Gold down on higher shares, poised to end 2014 flat near $1,200oz
London (Dec 31) Gold edged down on higher shares on Wednesday, but was poised to end 2014 steady around $1,200 (Dh4,407) an ounce as the impact of a stronger dollar was offset by demand from investors worried about tensions in Russia and political uncertainty in Greece.
Bullion was on track for a 0.5 per cent fall this year after a turbulent 2013, when prices fell by a third after 12 years of gains.
Spot gold was down 0.1 per cent at $1,199.20 an ounce by 1054 GMT. On Tuesday, the metal climbed to $1,209.90, its highest in nearly two weeks, as concerns over tension between Russia and the West weakened the dollar and stock markets.
Prices have been relatively less volatile in 2014 compared to last year’s 28 per cent slide and $500 trading range. Despite falling to a four-and-a-half year low in November, gold has traded in a $260 range for the year.
Gold’s main driver in 2014 has been a buoyant dollar, which was poised to post its biggest yearly gain since 2005 and anticipated US interest rate hikes may strengthen its appeal in the coming year. Higher rates weigh on non-interest-bearing bullion.
On Wednesday, the dollar was down 0.1 per cent against a basket of main currencies, while European stocks edged higher, after suffering from uncertainty in Greece ahead of a January election in the previous session.
“Considering the strong dollar performance in 2014, gold’s downside this year has been a little bit protected by international political events that have attracted some safe-haven buying, especially in the first half,” ABN Amro commodity strategist Georgette Boele said.
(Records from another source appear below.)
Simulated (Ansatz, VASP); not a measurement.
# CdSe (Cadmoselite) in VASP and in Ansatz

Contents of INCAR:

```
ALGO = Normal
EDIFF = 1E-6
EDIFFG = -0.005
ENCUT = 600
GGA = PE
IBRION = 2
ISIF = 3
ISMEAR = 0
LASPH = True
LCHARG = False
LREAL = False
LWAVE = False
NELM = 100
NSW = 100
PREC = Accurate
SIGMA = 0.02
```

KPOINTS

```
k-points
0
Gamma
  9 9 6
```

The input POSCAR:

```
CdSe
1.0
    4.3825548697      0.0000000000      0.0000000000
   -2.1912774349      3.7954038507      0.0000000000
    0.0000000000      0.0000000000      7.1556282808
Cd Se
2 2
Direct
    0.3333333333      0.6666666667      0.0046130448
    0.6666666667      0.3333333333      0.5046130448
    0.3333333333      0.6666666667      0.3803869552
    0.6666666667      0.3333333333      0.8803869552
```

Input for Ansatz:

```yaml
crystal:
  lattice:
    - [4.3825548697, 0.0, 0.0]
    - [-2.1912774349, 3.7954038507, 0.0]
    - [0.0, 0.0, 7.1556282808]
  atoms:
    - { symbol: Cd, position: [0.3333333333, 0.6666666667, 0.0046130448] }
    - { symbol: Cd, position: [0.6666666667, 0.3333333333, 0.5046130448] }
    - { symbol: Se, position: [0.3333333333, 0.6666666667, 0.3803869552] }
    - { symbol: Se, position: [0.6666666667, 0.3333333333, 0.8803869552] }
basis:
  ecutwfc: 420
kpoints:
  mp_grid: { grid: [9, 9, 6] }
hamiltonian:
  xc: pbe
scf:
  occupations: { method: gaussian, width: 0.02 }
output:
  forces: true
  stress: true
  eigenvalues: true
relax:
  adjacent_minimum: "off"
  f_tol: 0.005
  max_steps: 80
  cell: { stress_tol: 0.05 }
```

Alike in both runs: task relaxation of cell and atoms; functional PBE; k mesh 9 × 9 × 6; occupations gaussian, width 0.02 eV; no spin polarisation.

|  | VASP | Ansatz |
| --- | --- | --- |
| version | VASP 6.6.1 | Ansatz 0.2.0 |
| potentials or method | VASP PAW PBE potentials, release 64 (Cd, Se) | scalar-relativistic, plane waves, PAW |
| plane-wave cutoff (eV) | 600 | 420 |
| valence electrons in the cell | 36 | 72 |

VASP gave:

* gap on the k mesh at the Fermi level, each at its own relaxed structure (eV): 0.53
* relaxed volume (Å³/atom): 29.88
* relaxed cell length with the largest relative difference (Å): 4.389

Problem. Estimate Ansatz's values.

“But a new drop in gold prices driven by a stronger dollar and higher US interest rate expectations is likely in 2015, when we see prices average $1,000 an ounce.” Investors continued to run down gold holdings in 2014, with the world’s largest gold-backed exchange-traded fund, the SPDR Gold Trust, falling by 140 tonnes to six-year lows of 710.81 tonnes. Redemptions, however, were much smaller than in 2013, when the fund saw a record outflow of 460 tonnes, or 39 per cent, to around 850 tonnes.
Physical demand for gold was boosted by the holiday season and upcoming Lunar New Year celebrations in China, when gold is bought for good fortune and to be given as gifts, traders said.
Silver was on track for a 17 per cent annual decline and platinum, down 0.7 per cent at $1,204.49 an ounce was also headed for a yearly fall. With a 13 per cent jump, palladium was the best performer among precious metals this year, mostly on supply concerns from top producer Russia. Prices were unchanged at $800 an ounce.